And I wasn't alone in my thinking. On the last half of day three we were given unrestricted seat time until the class was over. The rules were simple: keep the Viper under 4,000 rpm (in any gear you like), and you had to have an instructor with you in the Viper. Four of the school's six Vipers were available for the exercise, and there were also five Neons, which we could take out on the track and practice with. Now, for the most part, there were only two Vipers on the track at any given time, while there was a waiting line for the Neons. That's right, our class let two Vipers sit there idling while we stood around waiting for our turn in a Neon!
Are we crazy? No. The fact is, the Neon is a killer little car that handles unbelievably well. As a point of reference, we were taking corners on the track at 60 mph that would be labeled 25 mph if they were freeway off ramps. And you should see what the instructors could make them do! We were told that a Neon will actually hold its own on a track against a Viper, given equal drivers. The Neons can brake much later going into a corner, and they can actually go through the curves and corners faster than a Viper. Sure, the Viper blows by them on a straight, but in the corners, the Neons rule. And with the exception of the roll bar and five point racing harness, the school's Neon ACRs are the same as the one sitting on your dealer's lot, right down to the air conditioning.
The final surprise came at the end of day three; we lost the last 35 minutes of track time due to an infamous Florida deluge. That wasn't the surprise. The surprise was that not one of us in the class was disappointed. In fact, I think we were all a little relieved. None of us wanted to stop voluntarily, but the driving and concentration was beginning to take its toll, and we were getting exhausted. Every one of us walked away with a tremendous amount of respect for the pros who spend hour after hour concentrating on every single corner, gear selection, and brake depression. It may not look like it, but it's a lot of work.

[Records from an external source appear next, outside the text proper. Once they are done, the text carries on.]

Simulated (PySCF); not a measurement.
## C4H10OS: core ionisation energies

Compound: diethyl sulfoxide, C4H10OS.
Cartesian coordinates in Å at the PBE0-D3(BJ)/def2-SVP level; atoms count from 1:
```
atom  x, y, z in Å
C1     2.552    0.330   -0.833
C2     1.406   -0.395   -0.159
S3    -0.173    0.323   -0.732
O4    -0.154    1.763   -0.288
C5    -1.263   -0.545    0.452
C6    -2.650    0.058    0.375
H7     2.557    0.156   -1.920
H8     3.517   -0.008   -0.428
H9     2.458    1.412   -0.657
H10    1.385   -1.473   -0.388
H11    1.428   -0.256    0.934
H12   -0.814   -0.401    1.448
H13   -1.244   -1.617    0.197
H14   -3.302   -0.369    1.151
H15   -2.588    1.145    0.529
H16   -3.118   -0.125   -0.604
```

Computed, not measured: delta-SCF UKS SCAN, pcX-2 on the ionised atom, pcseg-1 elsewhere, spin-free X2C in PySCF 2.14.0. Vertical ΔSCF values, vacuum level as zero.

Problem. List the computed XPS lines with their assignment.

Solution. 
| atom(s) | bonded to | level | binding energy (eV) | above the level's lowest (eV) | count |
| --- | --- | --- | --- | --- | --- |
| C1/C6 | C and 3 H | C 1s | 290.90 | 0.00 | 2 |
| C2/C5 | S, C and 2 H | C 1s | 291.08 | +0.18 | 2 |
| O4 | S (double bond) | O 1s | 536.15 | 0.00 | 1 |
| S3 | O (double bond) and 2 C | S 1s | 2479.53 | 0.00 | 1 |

So, how fast did I actually go? Well, I came off the long straight and went into the corner at a tick over 111 mph. I know that because all the Vipers are equipped with complete on-board telemetry, which monitors mph, rpm, braking, and a host of other things. That may seem fast, but another guy in the class hit 162 mph on the same stretch, which is hauling. However, his rpm was also way over 5,500, which blew away Justin's imposed 4,000 rpm class limit. Now, to put this all in perspective, Justin covered that exact same piece of real estate at 174 mph, and he never went above the 4,000 rpm limit. We were all given the opportunity to compare our telemetry readings against Justin's, and by observing where he shifted coming out of a corner or hit the brakes going into it, we could see where the times vary. Compared to the 162 mph run, we could see that the student shifted into Fourth coming out of the corner, while Justin hit Fourth in the middle of the turn, giving him more speed coming out of the corner. Going into the turn at the end of the straight, Justin stayed on the gas long after the student had taken his foot off of it, and then Justin went right from the gas to the brake, with no coast time, whereas we all had a tendency to take our foot of the gas, coast a second, then hit the brakes.
Now in the Neon, though not equipped with telemetry, a quick glance at the speedo showed me I was hitting around 95 mph on that stretch, with the A/C on, and wasn't worried about losing it, screwing up a shift, or coming out of the turn wrong.